# Geometric progression

(Redirected from Geometric series)

In mathematics, a geometric progression (also known as a geometric sequence, and, inaccurately, as a geometric series; see below) is a sequence of numbers such that the quotient of any two successive members of the sequence is a constant called the common ratio of the sequence.

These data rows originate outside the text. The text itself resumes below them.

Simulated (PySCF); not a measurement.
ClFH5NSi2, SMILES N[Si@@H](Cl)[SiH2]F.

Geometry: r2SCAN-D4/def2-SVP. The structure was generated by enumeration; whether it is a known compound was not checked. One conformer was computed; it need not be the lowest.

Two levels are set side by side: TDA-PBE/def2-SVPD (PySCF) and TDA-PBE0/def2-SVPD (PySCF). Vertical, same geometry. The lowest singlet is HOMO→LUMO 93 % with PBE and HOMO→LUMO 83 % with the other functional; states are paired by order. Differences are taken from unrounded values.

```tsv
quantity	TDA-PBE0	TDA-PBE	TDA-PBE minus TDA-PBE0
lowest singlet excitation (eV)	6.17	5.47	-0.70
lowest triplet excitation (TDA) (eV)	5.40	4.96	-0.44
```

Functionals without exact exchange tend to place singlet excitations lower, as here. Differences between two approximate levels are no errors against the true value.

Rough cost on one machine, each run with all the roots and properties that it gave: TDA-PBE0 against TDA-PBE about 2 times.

Thus without loss of generality a geometric sequence can be written as

$a_1=ar^0=a,ar^1=ar,ar^2,ar^3,...\,$

where r ≠ 0 is the common ratio and a is a scale factor. Thus the common ratio gives a family of geometric sequences whose starting value is determined by the scale factor. Pedantically speaking, the case r = 0 ought to be excluded, since the common ratio is not even defined; but the sequence that is always 0 is included, by convention.

## Formulae

Progressions allow the use of a few simple formulae to find each term. The nth term can be defined as

$a_n = a\,r^{n-1} \quad \mbox{where n is an integer such that }n \ge 1$

The common ratio is then

$r=\left(\frac{a_n}{a}\right)^{1/(n-1)} \quad \mbox{where n is an integer such that }n \ge 2$

and the scale factor is

$a=\frac{a_n}{r^{n-1}}.$

## Examples

A sequence with a common ratio of 2 and a scale factor of 1 is

1, 2, 4, 8, 16, 32, ....

A sequence with a common ratio of 2/3 and a scale factor of 729 is

729 (1, 2/3, 4/9, 8/27, 16/81, 32/243, 64/729, ....) = 729, 486, 324, 216, 144, 96, 64, ....

A sequence with a common ratio of −1 and a scale factor of 3 is

3 (1, −1, 1, −1, 1, −1, 1, −1, 1, −1, ....) = 3, −3, 3, −3, 3, −3, 3, −3, 3, −3, ....

A non-zero geometric progression shows exponential growth or exponential decay.

If the common ratio is:

Compare this with an arithmetic progression showing linear growth (or decline) such as 4, 15, 26, 37, 48, .... Note that the two kinds of progression are related: taking the logarithm of each term in a geometric progression yields an arithmetic one.

## Geometric series

A geometric series is, strictly speaking, the sum of the numbers in a geometric progression:

$\sum_{k=0}^{n} x^k = x^0+x^1+x^2+x^3+...+x^n \,$

We can find a simpler formula for this sum by multiplying both sides of the above equation by $(1-x)\,$ and we'll see that

$(1-x) \sum_{k=0}^{n} x^k = 1-x^{n+1}\,$

since all the other terms cancel. Rearranging gives the convenient formula for a geometric series:

$\sum_{k=0}^{n} x^k = \frac{1-x^{n+1}}{1-x}$

Note: If one were to begin the sum not from 0, but from a higher term, say m, then

$\sum_{k=m}^n x^k=\frac{x^m-x^{n+1}}{1-x}$

Differentiating the sum with respect to x allows us to arrive at formulae for sums of the form

$\sum_{k=0}^n k^s x^k$

For example:

$\frac{d}{dx}\sum_{k=0}^nx^k = \sum_{k=0}^nkx^{k-1}= \frac{1-x^{n+1}}{(1-x)^2}-\frac{(n+1)x^n}{1-x}$

### Infinite geometric series

An infinite geometric series is an infinite series whose successive terms have a common ratio. Such a series converges if and only if the absolute value of the common ratio is less than one. Its value can then be computed from the finite sum formulae by setting terms containing xn to zero:

$\sum_{k=0}^\infty x^k=\frac{1}{1-x}$

or, in cases where the sum does not start at k = 0,

$\sum_{k=a}^\infty x^k=\frac{x^a}{1-x}$

Both are valid only for |x| < 1. This last formula is actually valid in every Banach algebra, as long as the norm of x is less than one, and also in the field of p-adic numbers if |x|p < 1. As in the case for a finite sum, we can differentiate to calculate formulae for related sums. For example:

$\frac{d}{dx}\sum_{k=0}^\infty x^k = \sum_{k=0}^\infty kx^{k-1}= \frac{1}{(1-x)^2}$

This formula only works for |x| < 1, as well.